Lastly is the political fear factor that Romney and his consultants may have regarding Condoleezza Rice’s ties to the Bush Administration.  They may fear that teaming Rice with Romney will provide Team Obama with an unintended campaign theme that links Romney to the not so popular former President.   While such political fears are worthy of considering, political reality should lead Romney to realize that Condoleezza Rice brings far more positives to the ticket than negatives.  And Team Romney should also realize that if the Obama campaign wants to revisit Condoleezza Rice’s record, they will be entering in to a very dangerous zone.  Rice will be able to defend her record and the Bush record better than anyone else and she will also be able to remind the American electorate that it is President Obama who essentially carried out her policies in Iraq and Afghanistan even though he and his Vice President ran against those policies in 2008.

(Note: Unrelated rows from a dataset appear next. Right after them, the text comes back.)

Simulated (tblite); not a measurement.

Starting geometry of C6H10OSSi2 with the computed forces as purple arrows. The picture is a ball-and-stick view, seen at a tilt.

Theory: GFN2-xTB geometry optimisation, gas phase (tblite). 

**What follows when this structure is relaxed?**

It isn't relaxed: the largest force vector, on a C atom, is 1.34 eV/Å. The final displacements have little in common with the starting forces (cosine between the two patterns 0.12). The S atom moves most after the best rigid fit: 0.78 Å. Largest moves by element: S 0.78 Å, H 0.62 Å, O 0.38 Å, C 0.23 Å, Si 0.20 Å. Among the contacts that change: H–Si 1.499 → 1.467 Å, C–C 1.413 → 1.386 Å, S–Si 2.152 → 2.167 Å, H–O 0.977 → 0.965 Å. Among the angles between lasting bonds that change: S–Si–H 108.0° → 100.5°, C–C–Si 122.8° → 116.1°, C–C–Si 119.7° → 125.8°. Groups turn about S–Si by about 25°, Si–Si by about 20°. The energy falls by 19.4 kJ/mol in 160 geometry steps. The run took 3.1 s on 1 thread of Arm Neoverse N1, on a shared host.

All things considered, I believe Condoleezza Rice would be the best choice for Romney and while I would certainly be gleeful over the selection of someone like Marco Rubio or even the man whom I believe Romney will ultimately choose, South Dakota Senator John Thune, I can’t help but believe that only Condoleezza Rice can provide the momentum, gravitas, and appeal that Romney will really need if he wants to win the independents, and undecideds who will decide who the next President is.

What do you think?  Cast your vote for Vice President here.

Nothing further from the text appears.